A 47kg sample of water absorbs 3.40×10^2kJ of heat.
Part A
If the water was initially at 21.5∘C, what is its final temperature?
To find the final temperature of the water, we can use the formula:
q = mcΔT
Where:
- q is the heat absorbed by the water (3.40×10^2 kJ)
- m is the mass of the water (47 kg)
- c is the specific heat capacity of water (4.18 kJ/kg∙°C)
- ΔT is the change in temperature (Tf - Ti)
We want to find the final temperature Tf, so we rearrange the formula:
ΔT = q / (mc)
Now we can plug in the known values:
ΔT = (3.40×10^2 kJ) / (47 kg * 4.18 kJ/kg∙°C)

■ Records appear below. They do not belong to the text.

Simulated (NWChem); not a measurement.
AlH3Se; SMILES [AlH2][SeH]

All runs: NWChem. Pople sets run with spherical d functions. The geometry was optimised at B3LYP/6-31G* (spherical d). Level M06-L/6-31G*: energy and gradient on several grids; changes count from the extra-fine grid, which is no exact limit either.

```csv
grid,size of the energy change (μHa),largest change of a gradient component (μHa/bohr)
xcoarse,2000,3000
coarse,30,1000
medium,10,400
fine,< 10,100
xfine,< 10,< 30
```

Calculating this will give us the change in temperature. To find the final temperature, we need to add this change to the initial temperature:
Tf = Ti + ΔT
Given that the initial temperature Ti is 21.5°C, we can add the change to it to get the final temperature.
Easy!
Using Q = mc(delta)
where delta = difference between final and initial temperature
Given m = 47 kg
Q = 3.40 X 10^2 kJ
Since heat is being absorbed into the system, this is an endothermic reaction.
c for water is 4.2 kJ/kg.C
Substituting Q,m,c & initial temperature of water into the equation.....
The final temperature is 23.2 degree C